This argument is extremely weak for multiple reasons, and like I mentioned earlier, it’s an overly simplified way of understanding the cosmology. But I guess it has to be tackled now to avoid the thread getting closed in four months like the last one.
For starters, that stance is based on a clear case of cherry-picking and a hasty generalization — because it’s drawing the conclusion that everything operates under the same conceptual framework based on literally
one decontextualized line of dialogue, while ignoring the broader context and all the information we have about the evolutionary path.
Lambdadelta, in her memoirs, explains quite clearly that the ultimate goal of 07th Expansion’s cosmological journey is to reach a state of pure nothingness, free from all metaphysical restrictions — in other words, to achieve absolute free will, to no longer be limited by anything: to become, essentially, one with God (apotheosis)
You say “as you still have restrictions, you're still a part of the Witch Domain,” but it’s obvious that everything short of Creatorhood is subject to “restrictions” — precisely because
Creatorhood represents absolute omnipotence within this fictional universe. To pretend that this fact alone proves that everything along the journey belongs to a single framework is, quite frankly, absurd. By that logic, we’d have to downgrade literally any fictional verse that includes an omnipotent absolute being/state in its cosmology, because everything below that being would inherently have restrictions, and therefore, by this same reasoning, the entire cosmology would be one single framework aimed at evolving into God.
Sounds incredibly stupid, doesn’t it?
The important point here is that literally ANY cosmology can be represented as a hierarchical succession of planes.
Let’s use DC Comics as an example to explain this point, though it could really be any tier 0 verse.
In DC,
the Orrery of Worlds, the Bleedspace, Limbo, the Monitor Sphere, among others, appear on Morrison’s Multiversity map as a hierarchical chain leading to the Overvoid, which is the void lacking all narratives.
Does that mean all these planes share a single ontological framework?
Obviously not; it’s a narrative simplification meant to convey a global view of the cosmology.

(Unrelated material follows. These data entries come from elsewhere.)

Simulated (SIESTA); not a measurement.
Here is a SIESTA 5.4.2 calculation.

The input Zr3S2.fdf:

This is exactly the same case. Lambdadelta states that all beings on the evolutionary path can be generalized as occupying a specific position between the two poles of being carried by fate and create fate, but that’s nothing more than a simplification meant to explain how humans are beings with infinite limitations inherent to their existence, and that the Creator is an entity that is beneath nothing, while witches are those who journey toward that nothingness.
It’s currently
accepted on the wiki that the world of witches trivializes the human world via an R>F relation, qualifying as 1-A. Meanwhile,
Featherine’s world is directly and blatantly said to trivialize the world of witches in the same way that the witches’ world trivializes the human world — which is literally a 1:1 description of High 1-A:
“Characters or objects who transcend 1-A characters in the same vein that 1-A characters transcend the rest of the system.”
Based on the very logic already accepted for the verse, how is it possible that Featherine’s world shares a conceptual framework with the witches’ world, if it transcends it in the exact same way a 1-A realm transcends all lower tiers? Isn’t that a direct contradiction of that idea?
That entire argument falls apart on its very basis.